The Uniswap DAO has voted against a proposal to turn on protocol fees for liquidity providers. The poll saw 45% opposed to turning on proposal fees, while support for two fee plans was divided.
A Divided Community
The community vote ran neck and neck and concluded at 1.05 PM ET on Thursday, with extremely close results and a divided community. Looking closely at the poll, 45% of the votes expressed complete opposition to the proposal to turn on fees. 42% of the votes supported the proposal to charge 1/5 of the pool fee across Uniswap V3 pools, while the remaining 12% voted in favor of charging 1/10 of the pool fee, and 0.04 voted in favor of charging 1/6 of the pool fees.

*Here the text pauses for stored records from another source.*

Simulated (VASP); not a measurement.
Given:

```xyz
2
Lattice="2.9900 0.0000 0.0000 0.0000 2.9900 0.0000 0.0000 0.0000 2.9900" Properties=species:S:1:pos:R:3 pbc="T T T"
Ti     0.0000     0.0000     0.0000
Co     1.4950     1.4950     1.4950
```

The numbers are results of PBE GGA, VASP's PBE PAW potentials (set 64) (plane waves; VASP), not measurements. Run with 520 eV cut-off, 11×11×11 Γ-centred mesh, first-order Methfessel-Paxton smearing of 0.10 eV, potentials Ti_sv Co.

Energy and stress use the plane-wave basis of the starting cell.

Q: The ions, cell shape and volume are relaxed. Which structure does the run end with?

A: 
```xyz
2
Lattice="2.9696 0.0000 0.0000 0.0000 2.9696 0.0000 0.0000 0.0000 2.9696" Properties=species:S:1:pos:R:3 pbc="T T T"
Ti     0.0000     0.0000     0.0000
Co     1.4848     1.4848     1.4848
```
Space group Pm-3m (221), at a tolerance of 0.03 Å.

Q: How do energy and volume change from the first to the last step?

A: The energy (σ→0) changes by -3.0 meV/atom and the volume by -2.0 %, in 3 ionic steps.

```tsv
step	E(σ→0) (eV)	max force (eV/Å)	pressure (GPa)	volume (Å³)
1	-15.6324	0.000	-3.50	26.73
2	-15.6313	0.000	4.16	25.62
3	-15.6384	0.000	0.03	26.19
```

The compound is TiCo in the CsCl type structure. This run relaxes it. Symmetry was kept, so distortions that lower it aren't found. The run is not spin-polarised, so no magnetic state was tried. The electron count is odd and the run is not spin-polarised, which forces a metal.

“Uniswap fee switch vote neck and neck in the final hours. Fun fact, I don’t think any UNI vote that’s passed on snapshot has been turned down once proposed on-chain.”
Divided Support
However, it is worth noting that the proposal failed to pass despite 54% of the votes cast favored charging liquidity providers protocol fees. However, those supporting protocol fees were sharply divided regarding how much liquidity providers must be charged, as seen in the breakup of the voting preferences. This meant that while support for charging a fee collectively surpassed the opposition to implementing a fee (55% vs. 45%), no category exceeded the support for the “no fee” votes. 56 million UNI tokens were used to cast the votes.
Another factor that potentially swung the votes towards those that voted against implementing a fee was a handful of wallets that voted against protocol fees at the last minute. A closer look at the history of the wallets in question revealed that the addresses linked to the wallet were only recently created and had nearly zero transaction history prior to the vote. Chris Blec, a DeFi researcher, commented on the results stating,
“The whales that dominate Uniswap governance (a16z, Hayden, etc.) refuse to activate the fee switch because they don’t want to create a legal liability. The irony is that they’re still creating legal liability by using their massive voting power to kill every fee switch proposal.”